Recenty with the release of OpenGL 4.
There are a few extensions that really could improve efficiency.

The drawing of data generated by OpenGL, or external APIs such as OpenCL, without CPU intervention is a really good thing to have here. Especially because the CPU's are very constrained in devices that use OpenGL ES.
Furthermore the following things should be added because they allow performance improvements that count for a lot where OpenGL ES is being used.

* shader subroutines for significantly increased programming flexibility;
* performance improvements, including instanced geometry shaders, instanced arrays, and a new timer query.

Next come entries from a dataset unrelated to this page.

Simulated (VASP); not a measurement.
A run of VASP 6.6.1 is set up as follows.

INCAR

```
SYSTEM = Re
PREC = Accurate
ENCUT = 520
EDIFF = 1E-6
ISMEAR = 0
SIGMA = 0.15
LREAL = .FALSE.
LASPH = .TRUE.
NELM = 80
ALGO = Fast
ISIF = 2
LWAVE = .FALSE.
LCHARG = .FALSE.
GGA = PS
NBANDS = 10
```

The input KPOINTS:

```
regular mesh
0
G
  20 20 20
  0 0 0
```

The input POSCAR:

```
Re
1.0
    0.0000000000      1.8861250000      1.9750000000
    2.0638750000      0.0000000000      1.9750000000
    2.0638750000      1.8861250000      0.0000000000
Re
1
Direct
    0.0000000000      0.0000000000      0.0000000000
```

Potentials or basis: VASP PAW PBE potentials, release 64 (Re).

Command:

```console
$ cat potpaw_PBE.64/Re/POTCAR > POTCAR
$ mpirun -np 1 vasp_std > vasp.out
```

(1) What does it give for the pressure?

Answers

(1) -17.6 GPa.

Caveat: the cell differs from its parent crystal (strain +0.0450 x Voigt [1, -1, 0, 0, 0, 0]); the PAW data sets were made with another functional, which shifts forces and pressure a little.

The timer query and the new shader flexibility allows for mini benchmarking and self optimizing programs when well written. (By using, trying and timing different approaches at runtime and then choosing the most efficient. Keeping improving until the program has achieved the maximum efficiency.)
Of course all things that allow for pure performance improvements should be added (no new stuff e.g. tessellation does not belong here)

Please add seamless cube maps (filtering) from OpenGL 3.2
And Shader Fragment coordinate convention control
(didn't found them while using the search function in the pdf describing the specs)


Please do consider as much as possible (preferably all) of the features described here.
Especially the drawing without cpu intervention + other performance improvements will be very welcome in OpenGL ES.